In these columns however, I prefer to believe there are readers whose humanity is stronger than any trepidation they might have about people coming to Australia in small boats, without official papers.

Jim Jones, your call to form PASM has an attractive ring to it. I'll continue to watch this space.

Meanwhile all of us, through whatever channels we have, can only continue to tell politicians that their policies shame Australia and shame us as Australians.

Brian Haill wants to hear "the church speaking up". The various papers and statements from church, synagogue, mosque and temple continue to be ignored by makers and perpetrators of policy because it is easy for politicians to ignore what they see as disparate calls from disunited groups of electors.

When temple, synagogue, church and mosque speak with one voice representing the people of faith in Australia the policy makers will begin to hear that many voters want humane policy, not self-serving chicanery.
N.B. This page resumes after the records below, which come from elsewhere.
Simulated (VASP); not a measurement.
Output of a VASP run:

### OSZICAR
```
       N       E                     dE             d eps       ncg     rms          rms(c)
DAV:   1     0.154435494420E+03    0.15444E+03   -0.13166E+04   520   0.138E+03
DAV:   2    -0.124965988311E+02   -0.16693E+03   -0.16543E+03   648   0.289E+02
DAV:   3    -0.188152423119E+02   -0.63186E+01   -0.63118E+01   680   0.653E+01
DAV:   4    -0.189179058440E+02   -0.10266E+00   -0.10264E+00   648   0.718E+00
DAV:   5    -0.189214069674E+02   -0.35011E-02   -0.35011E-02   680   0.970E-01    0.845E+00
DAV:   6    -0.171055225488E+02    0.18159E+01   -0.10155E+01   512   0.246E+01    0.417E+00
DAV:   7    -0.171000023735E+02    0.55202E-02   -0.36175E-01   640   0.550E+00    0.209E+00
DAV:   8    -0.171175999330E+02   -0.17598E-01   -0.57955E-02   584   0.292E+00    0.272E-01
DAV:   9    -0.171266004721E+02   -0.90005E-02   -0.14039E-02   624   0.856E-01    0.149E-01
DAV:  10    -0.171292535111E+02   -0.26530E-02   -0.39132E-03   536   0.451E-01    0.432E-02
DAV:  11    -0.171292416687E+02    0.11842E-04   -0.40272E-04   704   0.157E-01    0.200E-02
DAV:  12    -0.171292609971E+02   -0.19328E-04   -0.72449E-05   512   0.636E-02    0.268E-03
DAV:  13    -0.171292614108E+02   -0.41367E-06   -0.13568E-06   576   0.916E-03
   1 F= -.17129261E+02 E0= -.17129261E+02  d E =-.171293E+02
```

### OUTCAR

Ian Fraser | 27 September 2010  

why can't we just get on with the business of settling these people into their new country instead of worrying about outcomes and possible outcomes if we take refugees.
lets just be human and keep working hard to do the right thing.

rhonda | 27 September 2010  

I am sure that security & compliance & processing systems at detention centres will be significantly increased after the recent roof top protests. As if detention is not punitive enough already. Also the protesters will surely be in high security Stage 1 now, for a long time. Yes Rhonda, we need to keep on keeping on ...& telling anyone who will listen about the facts as we know them.